Perhaps the problem is with my use of the terms “genre” and “contemporary.” As Byrne-Smith says in his introduction, “science fiction” can be conceived as much more than an aesthetic genre. Rather, the term can refer, variously, to “forms of practice, complex networks, or a set of sensibilities”; to a certain “field, a space of metaphor, or a methodology”; or to the dominance of specific ideas, such as technological and social change (12). The reader gets the sense that the volume purports to cover all this ground in differing measure, though Byrne-Smith never says this precisely. What is clear is that he wants to abandon the limitations of a genre conspectus, especially the knotty issues of definition such overviews entail.

Though he inevitably includes a brief excerpt from Darko Suvin’s Metamorphoses of Science Fiction (1979) postulating the genre as a mode of cognitive estrangement, he ultimately plumps for Sherryl Vint’s later (2014) revisionist view that SF refers not to “an inherent or fixed set of properties” but rather a “network of linked elements” (14). Such an anti-essentialist “definition” potentially frees the editor up from the constraints of a standard overview since what “science fiction” means shifts depending on its use within specific historical, social, and institutional contexts. A focus on the broader artistic influences exerted by the SF genre is, then, only one of many possible configurations, and there is certainly some, but not much, of that sort of coverage here: e.g., a Ted Chiang story that was produced as the textual accompaniment to a 2014 video installation; a text written for a 2018 London exhibition that riffed on the dystopian future E.M. Forster envisioned in his 1909 story “The Machine Stops.”

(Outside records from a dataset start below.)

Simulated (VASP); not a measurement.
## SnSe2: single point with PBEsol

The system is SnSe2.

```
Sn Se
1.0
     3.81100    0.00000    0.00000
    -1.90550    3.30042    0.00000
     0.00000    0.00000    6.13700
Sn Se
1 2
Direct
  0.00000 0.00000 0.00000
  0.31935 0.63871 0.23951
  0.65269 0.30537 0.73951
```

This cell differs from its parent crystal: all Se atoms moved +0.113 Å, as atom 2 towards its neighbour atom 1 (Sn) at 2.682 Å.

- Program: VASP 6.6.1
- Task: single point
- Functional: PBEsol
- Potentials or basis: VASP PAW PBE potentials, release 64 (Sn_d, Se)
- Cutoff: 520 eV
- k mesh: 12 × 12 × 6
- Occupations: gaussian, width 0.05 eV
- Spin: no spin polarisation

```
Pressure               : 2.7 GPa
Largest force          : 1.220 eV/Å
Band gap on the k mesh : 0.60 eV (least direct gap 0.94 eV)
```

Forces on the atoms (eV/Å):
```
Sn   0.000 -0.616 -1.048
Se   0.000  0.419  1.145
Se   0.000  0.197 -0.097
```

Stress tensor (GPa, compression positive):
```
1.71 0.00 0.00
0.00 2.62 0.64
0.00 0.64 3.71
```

The term “contemporary” may also be up for grabs, given the volume’s chronological bias towards work produced since the turn of the millennium. The editor himself says as much: “This volume responds to intensifications in engagement between art and science fiction in the early decades of the twenty-first century,” as SF has emerged as a global form capable of confronting pressing issues (12). From such a viewpoint, previous engagements, such as the New Wave’s with Pop Art and Surrealism, count as “historical precedents” (12) rather than currently vital debates. This is fair enough, I suppose; certainly, the issues the volume canvasses have emerged, over the past two decades, as compelling multidisciplinary points of focus for writers and artists. While the third and fourth sections, on “Posthumanism” and “Ecologies,” begin with brief excerpts from important “precursors” (e.g., Donna Haraway, Rachel Carson), they are dominated by more recent voices (addressing, e.g., body modification, climate change). Even the earlier, seemingly more traditional sections, on “Cognitive Estrangement” and “Futures,” are driven by postmillennial interests and concerns, especially the supercession of white Western models of futurity by “a broader range of perspectives, struggles and traditions,” such as Afrofuturism (15-16).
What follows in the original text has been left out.